The ascent of the US to the status of a sole superpower has undermined the spirit of transatlantic cooperation for several reasons. First, with the most visible external threat to the community gone, European states felt less constrained in their global ambitions. Second, the US was much less needed to protect Europe from external threats. Even the threat of international terrorism is not comparable with the threat that the Soviet Union posed at the peak of its power. Third, the project of European integration got a new impetus after the fall of communism, involving gradually most of the former Soviet satellites in Eastern Europe.
Those satellites joined also NATO, but while the process of NATO enlargement was more or less just a mechanical extension of the US security umbrella (and the transatlantic community) to the new European democracies, the process of EU enlargement represented a new quality; it was part of an ambitious project to transform the united Europe into a new world power.
The concept of European integration, which started after World War II, was originally not intended to be a competitor to the transatlantic community. It was primarily understood as a project involving closer economic ties, which left the areas of security primarily to NATO, while foreign remained fimly in the hands of individual states. As long as Western Europe and North America had a common enemy in the Soviet empire (and world communism in general), the two concepts of cooperation did not clash.
As West European nations began to search for deeper forms of integration, the European Union has gradually developed into a project involving its own political institutions, a common currency, a search for a common European identity (as opposed to American identity), and attempts to build common security and foreign policies.
Ambitions and Reality
These ambitious objectives, however, have not been matched by the willingness of European nations to spend more money on their own security, or to build real pan-European institutions and mechanisms in the areas of defense and foreign policies. In the area of security, Europe has remained dependent on the US security umbrella, but-given European ambitions–this dependence was increasingly seen as humiliating.

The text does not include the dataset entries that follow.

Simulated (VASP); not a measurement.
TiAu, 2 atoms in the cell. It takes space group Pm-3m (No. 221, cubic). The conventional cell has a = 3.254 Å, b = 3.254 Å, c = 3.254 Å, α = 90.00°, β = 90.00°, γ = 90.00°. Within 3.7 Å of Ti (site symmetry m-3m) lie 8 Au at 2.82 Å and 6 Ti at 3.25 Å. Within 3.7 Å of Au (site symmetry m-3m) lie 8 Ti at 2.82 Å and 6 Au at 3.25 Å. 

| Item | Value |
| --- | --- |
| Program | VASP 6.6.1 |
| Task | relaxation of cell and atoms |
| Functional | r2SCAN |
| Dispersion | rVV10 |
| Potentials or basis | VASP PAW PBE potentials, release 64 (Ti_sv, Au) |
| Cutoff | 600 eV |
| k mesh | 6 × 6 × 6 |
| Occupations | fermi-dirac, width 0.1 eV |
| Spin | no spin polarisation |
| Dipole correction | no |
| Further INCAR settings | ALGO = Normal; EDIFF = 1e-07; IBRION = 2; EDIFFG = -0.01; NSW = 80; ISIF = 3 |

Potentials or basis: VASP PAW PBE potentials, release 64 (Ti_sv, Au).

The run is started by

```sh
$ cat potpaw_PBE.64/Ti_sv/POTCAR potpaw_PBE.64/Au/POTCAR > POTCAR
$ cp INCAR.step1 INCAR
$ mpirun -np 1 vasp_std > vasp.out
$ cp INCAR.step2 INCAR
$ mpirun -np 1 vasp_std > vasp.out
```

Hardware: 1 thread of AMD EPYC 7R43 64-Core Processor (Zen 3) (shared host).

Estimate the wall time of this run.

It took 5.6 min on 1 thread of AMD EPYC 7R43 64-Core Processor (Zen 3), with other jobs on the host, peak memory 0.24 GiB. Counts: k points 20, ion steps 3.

NATO has been dominated by the US since its inception. Some big European states would like to create their own security alliance as an alternative to NATO or-in light of the united Europe’s growing economic strength and global weight-at least be seen as more equal partners of the US within NATO. Europe’s frustrations originate in the fact that it has so far not been able to match its ambitions have by real commitment. In fact, the asymmetry in both international influence and military might between the US and Europe has been increasing rather than decreasing.
Unable to compete with the US, the Europeans have tried to keep America „under control“ with insistence on following the international law and solving crises with the help international organizations, such as the United Nations.
The political emphasis of Europe on multilateralism has, however, clashed with the real status of the US as a sole superpower. Perhaps, the US-not being a traditional imperialist power–would have continued playing down its dominance and followed multilateral policies, as it did during the Clinton era. However, 11 September 2001 changed all that.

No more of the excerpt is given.